Cool Cappuccino
1/2 c fresh espresso        2 1/2 c lowfat milk           1/4 c granulated sugar          1 Tbs dry pectin
Combine all in covered container. Shake until throughly mixed. Refrigerate until cool before serving.

Use rounded teaspoons of the following mixes to taste:
                                                          Cafe Bavarian Mint
1/4 c powdered creamer         1/3 c sugar          1/4 c instant coffee     2 Tbs powdered baking cocoa
2 hard candy peppermints
Process in a blender on liquify until well blended. Store in air tight container.


                                                              Cappuccino
1/4 c powdered creamer        1/3 c sugar     1/4 c instant coffee     1 orange flavored piece hard candy
Process in a blender on liquify until well blended and store in air tight container.

                                                               Swiss Mocha
1/4 c powdered creamer        1/3 c sugar      1/4 c instant coffee    2 Tbs powdered baking cocoa
Process in blender on liquify until well blended and store in air tight container.

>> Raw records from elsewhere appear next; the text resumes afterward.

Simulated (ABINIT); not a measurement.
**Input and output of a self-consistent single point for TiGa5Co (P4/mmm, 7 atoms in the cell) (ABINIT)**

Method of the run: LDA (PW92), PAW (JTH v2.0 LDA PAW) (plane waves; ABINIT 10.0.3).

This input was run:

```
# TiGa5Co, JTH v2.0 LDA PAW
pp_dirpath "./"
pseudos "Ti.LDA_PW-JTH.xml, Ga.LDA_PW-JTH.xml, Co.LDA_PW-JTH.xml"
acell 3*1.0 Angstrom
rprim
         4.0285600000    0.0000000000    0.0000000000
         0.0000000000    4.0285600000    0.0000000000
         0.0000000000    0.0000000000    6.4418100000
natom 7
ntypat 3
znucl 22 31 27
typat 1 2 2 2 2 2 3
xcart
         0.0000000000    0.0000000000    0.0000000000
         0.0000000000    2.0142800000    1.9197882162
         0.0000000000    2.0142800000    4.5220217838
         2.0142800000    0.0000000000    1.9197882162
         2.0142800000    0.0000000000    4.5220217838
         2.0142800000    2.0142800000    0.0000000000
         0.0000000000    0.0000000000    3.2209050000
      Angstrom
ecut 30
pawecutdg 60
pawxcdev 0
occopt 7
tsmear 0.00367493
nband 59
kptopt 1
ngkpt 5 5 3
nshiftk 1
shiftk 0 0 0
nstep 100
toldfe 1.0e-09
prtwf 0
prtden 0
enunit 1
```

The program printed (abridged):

                                                                 Viennese
1/4 c powdered creamer       1/3 c sugar          1/4 c instant coffee    1/2 tsp cinnamon
Process in blender on liquify until well blended and store in air tight container.

                                                               Yogocino
8oz. vanilla yogurt           1 tsp instant coffee granules     1/2 c milk        pressurized whipped cream
Pour yogurt, coffee, and milk in a jar and shake well until combined. Pour in glass and top with whipped cream.